Interesting trends range from virtual showcases to activities in the metaverse. Naturally, the best sports marketing plays still focus on fan engagement.

What Doritos is doing with “The Crunch Prix” and the “Taste the Thrill” platform

Doritos’ global creative idea, “The Crunch Prix,” turns a simple action (taking a bite) into a race-day fantasy: viewers get sent down the track while riding whatever they were sitting on, including couches, recliners, gaming chairs, and even a bathtub. The hero spot is part of a broader “Taste the Thrill” platform and is set to roll out across social and out-of-home.

From a content standpoint, it’s a smart way to make the viewing environment feel like part of the sport. It also gives local teams something flexible: the core joke translates, and the “seat” can be swapped to match local culture without changing the central idea.

How the Doritos Thrill Zone makes race weekends feel like a festival

For the fans who do show up in person, Doritos is also investing in experiences that match how long race weekends actually feel. At the British Grand Prix in Silverstone, the brand introduced the Doritos Thrill Zone with immersive activities and fan experiences, including a virtual racing game and a live interview featuring F1 commentators and content creators.

Doritos leans into F1’s “watch-from-home” fandom with a global campaign push

Doritos also brought two food trucks to the event tied to its Doritos Loaded initiative, using chips as a base for different meals. The Silverstone menu included a recipe created by brand partner Gordon Ramsay, and purchases came with a chance to win exclusive prizes.

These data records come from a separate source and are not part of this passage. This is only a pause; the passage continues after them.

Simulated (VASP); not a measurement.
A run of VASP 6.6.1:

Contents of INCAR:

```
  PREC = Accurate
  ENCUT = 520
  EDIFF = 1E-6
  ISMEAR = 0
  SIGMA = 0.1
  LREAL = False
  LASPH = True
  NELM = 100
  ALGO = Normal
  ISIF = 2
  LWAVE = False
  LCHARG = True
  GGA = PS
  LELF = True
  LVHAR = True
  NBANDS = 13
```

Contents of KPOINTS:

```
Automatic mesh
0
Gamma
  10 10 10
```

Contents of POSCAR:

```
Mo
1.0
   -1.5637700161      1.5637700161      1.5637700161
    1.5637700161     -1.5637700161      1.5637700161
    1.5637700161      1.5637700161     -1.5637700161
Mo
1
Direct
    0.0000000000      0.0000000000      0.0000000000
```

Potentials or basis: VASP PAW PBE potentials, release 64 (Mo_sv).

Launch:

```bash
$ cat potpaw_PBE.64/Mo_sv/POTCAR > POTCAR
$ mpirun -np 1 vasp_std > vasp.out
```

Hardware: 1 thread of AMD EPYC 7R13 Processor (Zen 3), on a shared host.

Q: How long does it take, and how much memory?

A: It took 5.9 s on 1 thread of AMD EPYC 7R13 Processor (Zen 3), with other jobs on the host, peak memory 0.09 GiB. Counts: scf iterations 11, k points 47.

Why this partnership is built for 50+ markets and a 10-month season

Doritos and PepsiCo are approaching F1 as a scale play: worldwide presence, an evolving fan base, and a calendar that runs roughly 10 months a year, with 22 races around the globe. Doritos’ VP of global marketing described F1 as providing advantages that go beyond a single tentpole moment because markets can “feel ownership” across many local race touchpoints.

A key audience signal here is the fan base shift Doritos is pointing to: Netflix’s “Formula 1: Drive to Survive” helped bring in more consumers who are women, younger, and digitally and socially native. That lines up with how snack brands often think about attention: if the fandom is already living online, the brand’s job is to show up in the same rhythm.

Doritos also described an “orchestration” challenge: creating content that’s relevant whether someone is a Doritos loyalist, an F1 loyalist, a Gordon Ramsay fan, or invested in Mercedes-AMG Petronas and drivers like George Russell and Kimi Antonelli, while still protecting each brand’s space.

What this means for marketers

The interesting part of Doritos’ F1 approach is that it treats modern sports fandom like a media behaviour first, and a sponsorship second. If most people experience the sport through screens and social clips, the partnership has to be built for daily content patterns, not just race-day signage.

  1. Design for the “main” fan experience, not the premium one
    Doritos is anchoring creative in the at-home viewing context because that’s where most fans are. For brands, this is a reminder to build sponsorship creative around the default behaviour, not the aspirational one.
  2. Use a platform idea that local teams can actually remix
    “Taste the Thrill” and the “Crunch Prix” concept travel across markets because the core mechanic is simple. That makes it easier to adapt for cultural nuances without rebuilding the entire campaign each time.
  3. Treat live events like long-form hangouts, not short interruptions
    Doritos compared race weekends to music festivals: multi-day, large physical spaces, and many hours on-site. Experiences like Thrill Zone and food trucks fit the reality of how people spend time at events.
  4. Plan for multi-fandom messaging without collapsing the story
    Doritos is trying to serve overlapping audiences (snack fans, F1 fans, Ramsay fans, team and driver fans). The takeaway is to map which audience each piece of content is for, so the ecosystem stays additive instead of confusing.
  5. Build a global content operating rhythm, not a single “war room” moment
    Doritos referenced the old Super Bowl-style “war room” approach, but applied it globally. The operational lesson is to create a repeatable system for spotting what’s “popping” in one market and sharing it across others quickly.

Ultimately, this partnership is less about one big ad and more about learning how to behave like a global fan account for 10 months a year. That’s the shift many sponsorships are still catching up to.

It also reflects how entertainment-driven sports properties now grow: fandom expands through social-native storytelling, then brands follow by making the community feel seen in the places they already watch, talk, and share.